Adjacent to the Art Center, is the marvelous Historic Yuma Theatre. Built in 1912 as the Zeller Theater, the current structure has survived more than one owner, fire, and redesigns but has been in operation almost continuously since 1936. In 2004, the exterior was restored to its 1912 Art Deco splendor and the interior remains almost unchanged since its redesign in 1936. At that time, a fabulous bas-relief cast plaster mural was installed in the lobby. The bas relief is the only remaining one of two depicting the agricultural influence in the Yuma and Imperial Valleys. The other was in a theatre in El Centro that has now been destroyed. The theatre hosts year-round events including original film screenings, community theater productions, Saturday children's matinees, Arizona Historical Society tours and film series, jazz festivals, education workshops, graduation ceremonies, choir concerts, and special events.

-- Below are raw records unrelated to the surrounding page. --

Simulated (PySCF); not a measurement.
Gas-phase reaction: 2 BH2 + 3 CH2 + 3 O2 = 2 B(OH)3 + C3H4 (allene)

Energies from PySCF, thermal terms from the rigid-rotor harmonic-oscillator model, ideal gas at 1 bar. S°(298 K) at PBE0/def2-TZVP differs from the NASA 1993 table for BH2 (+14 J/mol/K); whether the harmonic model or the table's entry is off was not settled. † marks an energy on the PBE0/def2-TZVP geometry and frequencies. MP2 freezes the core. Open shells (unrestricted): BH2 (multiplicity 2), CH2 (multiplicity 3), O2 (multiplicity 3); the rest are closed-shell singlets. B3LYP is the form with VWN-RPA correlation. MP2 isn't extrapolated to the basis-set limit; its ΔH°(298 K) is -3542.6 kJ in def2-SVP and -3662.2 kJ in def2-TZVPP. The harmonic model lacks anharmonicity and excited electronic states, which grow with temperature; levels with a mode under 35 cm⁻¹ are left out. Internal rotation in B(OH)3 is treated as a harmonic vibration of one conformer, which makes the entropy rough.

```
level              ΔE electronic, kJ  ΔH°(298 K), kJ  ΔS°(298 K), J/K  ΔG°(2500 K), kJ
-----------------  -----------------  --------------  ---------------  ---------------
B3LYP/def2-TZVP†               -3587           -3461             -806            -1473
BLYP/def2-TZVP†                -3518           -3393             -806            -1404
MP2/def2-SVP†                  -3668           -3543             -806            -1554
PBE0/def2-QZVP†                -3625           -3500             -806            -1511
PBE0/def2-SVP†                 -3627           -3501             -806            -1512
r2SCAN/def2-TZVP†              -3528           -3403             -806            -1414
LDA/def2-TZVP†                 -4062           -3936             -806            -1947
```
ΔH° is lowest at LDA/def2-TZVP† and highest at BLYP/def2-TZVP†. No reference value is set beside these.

The wonderfully entertaining Lutes Casino has nothing to do with gambling, but has been a familiar sight on Main Street since 1901. Built as a general store, it's been a pool hall since 1920…Arizona's oldest. Locals and visitors (young and old, families and friends) dine, dance, play pool, laugh, and simply enjoy the eclectic décor and chaos of this long-time dining and drinking establishment. I was lucky to arrive on an evening when live music was on the schedule. Seniors playing dominos were undisturbed by the cacophony off the Saturday night crowd or my prying. I happily through my leg up and around a barstool and settled in to watch the action. Perusing the menu – not for the weight conscious or cholesterol concerned – I asked my server for a recommendation.

"Well, the 'especial' is the hot dog-hamburger," he quickly said. I gave it a momentary consideration. I was tempted because as they say, "When in Rome…or Yuma…" For lunch I had indulged in a spicy dog — so temptation aside, I opted for a second recommendation of the Philly-style" tri-tip sandwich, crisp order of fires, and a cold beer. It was heaven and I'll worry about the expanding waistline later. I just want to make it clear that When in Yuma…" do as the Yumans do.

In 2000, Congress designated Yuma Crossing as the Yuma Crossing National Heritage Area. The $80 million project is intended to preserve and interpret a long-list of incredible assets. Signs of progress are everywhere. Hundreds of acres along the Colorado Riverfront have been reclaimed as open space in the form of amazing public parks. The West Wetlands Park, once the city's landfill, now boasts a fantastic humming bird garden, burrowing owl habitat, boat launch, armadas, solar garden, and hiking trails. The park is also officially certified as a Wildlife Habitat by the U.S. National Wildlife Federation. Just a short walk away, Gateway Park offers numerous ramadas and picnic areas, and a show-stopper of a kid's playground…designed by Yuma children and built by the community. It's a masterpiece! So appealing that even parents will rediscover their inner-child and climb on up.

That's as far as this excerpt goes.